Thursday, May 29, 2008

That's what friends are for

I've been helping out my buddy Daniel Lenéer on a couple of his film projects. The latest one, "Wavebreaker", is about the angst-ridden crew on the sub Nautilus. I'm building a period diver's helmet and some other stuff for the project. And I'll be providing animated fish and a giant squid in post production. But we also needed a practicle tentacle for interaction with the cast. I built one out of an old foam matress and covered it with skin and suction cups molded in latex.


Suction cups galore! Ten different sizes were sculpted in Chavant clay and a mold of Ultracal 30 was made from them. It took about one week to cast as many cups as I needed, two casting sessions a day.


Even more suction cups! This is just as I started adding them to the tentacle.








A little test hug, to see if it's flexible and cumfie enough. The skin has not been added yet.





















On to the actual shoot! Camera guy, and sometimes a
cting guy, Christopher cuddles the tentacle.


















The tentacle finally meets its intended victim, Jimmy, who acts out the squeeze rolling on the floor, perspiring sweat added with a spray bottle. Fun stuff!


















Danny decides the tentacle needs some proper
motivation and steps in himself, a true hands-on director (not many women in his films yet. Hmmm...)

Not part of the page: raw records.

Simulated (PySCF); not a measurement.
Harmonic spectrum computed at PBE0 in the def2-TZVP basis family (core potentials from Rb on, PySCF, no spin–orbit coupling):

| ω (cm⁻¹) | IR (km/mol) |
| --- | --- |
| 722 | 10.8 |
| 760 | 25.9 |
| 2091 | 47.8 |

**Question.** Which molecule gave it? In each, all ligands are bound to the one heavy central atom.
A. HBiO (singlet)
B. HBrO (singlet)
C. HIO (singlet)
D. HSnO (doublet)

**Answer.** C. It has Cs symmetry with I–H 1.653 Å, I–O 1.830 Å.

The interior of the Nautilus was the basement of the block of flats where Danny lives. Pure and simple. There are neutral walls and some pipes hanging from the cieling, but nothing else that could make that place go as "submarine interior". My initial reaction was "How the hell will we make this work?" Maybe we won't all the time, but there will be scenes where it will work. Other than that it was fun to do. We alternated using the basement set with filming scenes in front of a green screen. The bottom line is Danny & Co know how to make filming fun. I sometimes get lost in the technicalities of making a shot convincing. I once heard a film critic commenting on the "effects" in schlock meistro Ed Wood's ultra B-movie "Plan 9 From Outer Space". It isn't as much a case of Wood not having good effects as just having representative depictions of the effects he would've had, if he had the proper budget. For those of us who do non-commercial, or amateur, films it's the same thing. We do the best we can with what we have. Just because we don't have EVERYTHING we would need to make the finished film match our visions doesn't mean we shouldn't do it. If we reasoned like that nothing would get done.